Considering the options for education in Northumberland

Bellingham Middle School
Bellingham Middle School

Multi-million-pound proposals to re-shape education in the west of Northumberland are to be considered.

Following statutory consultation on proposals to extend the age ranges of Greenhaugh, Bellingham, Wark, Kielder, Otterburn and West Woodburn first schools, and to close Bellingham Middle School, a recently-published report provides options for the creation of a sustainable education system.

The county council’s cabinet will meet on Tuesday to consider the recommendations in the report.

It outlines a proposal to invest £5.1million in education to create clear educational pathways across the Haydon Bridge Partnership, while retaining choice for parents.

This investment would support the creation of a 0-11 pre-school and primary provision in Bellingham that would strengthen early years education in the area, improve facilities for art and technology and provide community spaces that could be used by all schools to deliver an enhanced primary curriculum.
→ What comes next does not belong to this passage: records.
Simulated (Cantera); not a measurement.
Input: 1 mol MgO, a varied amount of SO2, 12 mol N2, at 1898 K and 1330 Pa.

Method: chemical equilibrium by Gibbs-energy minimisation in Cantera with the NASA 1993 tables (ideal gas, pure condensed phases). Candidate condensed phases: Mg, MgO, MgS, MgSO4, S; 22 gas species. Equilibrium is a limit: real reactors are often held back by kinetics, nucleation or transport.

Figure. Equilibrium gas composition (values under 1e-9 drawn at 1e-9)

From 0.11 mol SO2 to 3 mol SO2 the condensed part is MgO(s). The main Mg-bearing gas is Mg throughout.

Haydon Bridge High School would also see significant investment in order to rationalise buildings, better safeguard the site and upgrade the interior of the remaining buildings.

At its May meeting, Cabinet instructed officers to develop options and indicative costings to replace the buildings of Hexham Middle School and Queen Elizabeth High School, which form the Hadrian Learning Trust.

If the latest report is approved by cabinet, a detailed business case would then be carried out to establish a preferred site and a robust project budget would be developed to provide new buildings for the Hadrian Learning Trust.

It is estimated that this work would cost up to £40million. Approval is also requested for the allocation of £250k from the Medium Term Plan to carry out the necessary surveys, ground investigations and feasibility works in order to provide cost surety, prior to procurement.

During the recent consultations on age range change, support for bringing together Hexham Middle School and Queen Elizabeth High School on one site was expressed. This would potentially create educational and operational benefit and provide good value for money. In light of this feedback, the proposed scope of the project will also include single site options.

The proposals would also see the age ranges extended in the schools at Kielder, Bellingham, Otterburn and Greenhaugh. Officers felt it would not be appropriate to recommend any changes at West Woodburn First School at this time.

Cabinet will also consider a recommendation to approve the proposal to extend the age range of Wark Church of England First School as it is linked to the other proposals.

If cabinet approval is granted, a business case and a preferred option will be developed for cabinet consideration in the autumn, and an engagement exercise will take place.